Apparently the EU is making a ham-fisted attempt to interfere with the remuneration of fund managers, including hedge funds, which smells of populism to me. The entire point of hedge funds is that the only people who can invest in them are people who understand the risks they’re taking on, and investors are the only people who stand to lose money as a result. I’ve yet to see any explanation of how hedge fund activities contributed to the banking crisis; the mood in these straitened times is that if anyone has money, they must have stolen it.
More broadly, the moral charge being made against the institution of banking makes little sense to me. Certainly individual banks have shown themselves to be grossly incompetent, but there seems to have been very little knowing malfeasance. The banks concealed the risk unwittingly, and could only do so with the (equally unwitting) aid of politicians, the financial press and the general public, all of whom wanted to believe in the Emperor’s Clothes.

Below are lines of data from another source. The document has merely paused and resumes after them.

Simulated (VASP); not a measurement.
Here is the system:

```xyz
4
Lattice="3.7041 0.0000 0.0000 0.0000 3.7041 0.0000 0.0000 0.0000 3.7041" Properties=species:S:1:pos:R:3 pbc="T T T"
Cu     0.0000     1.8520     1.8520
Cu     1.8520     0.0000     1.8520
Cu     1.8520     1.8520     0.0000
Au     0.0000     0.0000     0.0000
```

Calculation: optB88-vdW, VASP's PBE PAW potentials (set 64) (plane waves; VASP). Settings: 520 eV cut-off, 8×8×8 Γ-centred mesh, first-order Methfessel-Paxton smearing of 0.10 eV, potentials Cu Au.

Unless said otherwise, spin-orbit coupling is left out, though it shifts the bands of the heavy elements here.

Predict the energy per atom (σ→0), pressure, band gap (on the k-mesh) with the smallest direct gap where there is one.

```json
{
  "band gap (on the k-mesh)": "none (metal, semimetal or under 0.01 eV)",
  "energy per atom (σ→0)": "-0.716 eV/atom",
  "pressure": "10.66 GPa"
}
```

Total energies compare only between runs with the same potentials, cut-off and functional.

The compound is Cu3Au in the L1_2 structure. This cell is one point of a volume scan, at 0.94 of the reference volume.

The idea that substantial numbers of people had foresight of the banking crisis seems to be a fiction, but let us suppose for a moment that such people existed. I may be naive, but I don’t see how the actions of the banks can have damaged these people. In financial trading, knowing something that your peers don’t (about the instability of the global financial system, say) is typically profitable. Such people could have made vast amounts of money betting against the consensus, or if they didn’t fancy the risk, kept their portfolio safe by avoiding exposure to riskier stocks and bonds and taking a larger position on gold.
Where the shrill charge against the banks is coming from those who base it only on hindsight, I have little sympathy. These people seem to want to have things both ways: asking no questions about the run-up in asset prices during the good times, and demanding compensation in the bad. Those who dislike the banks are free to opt out of their services, but the banks do not owe us a living.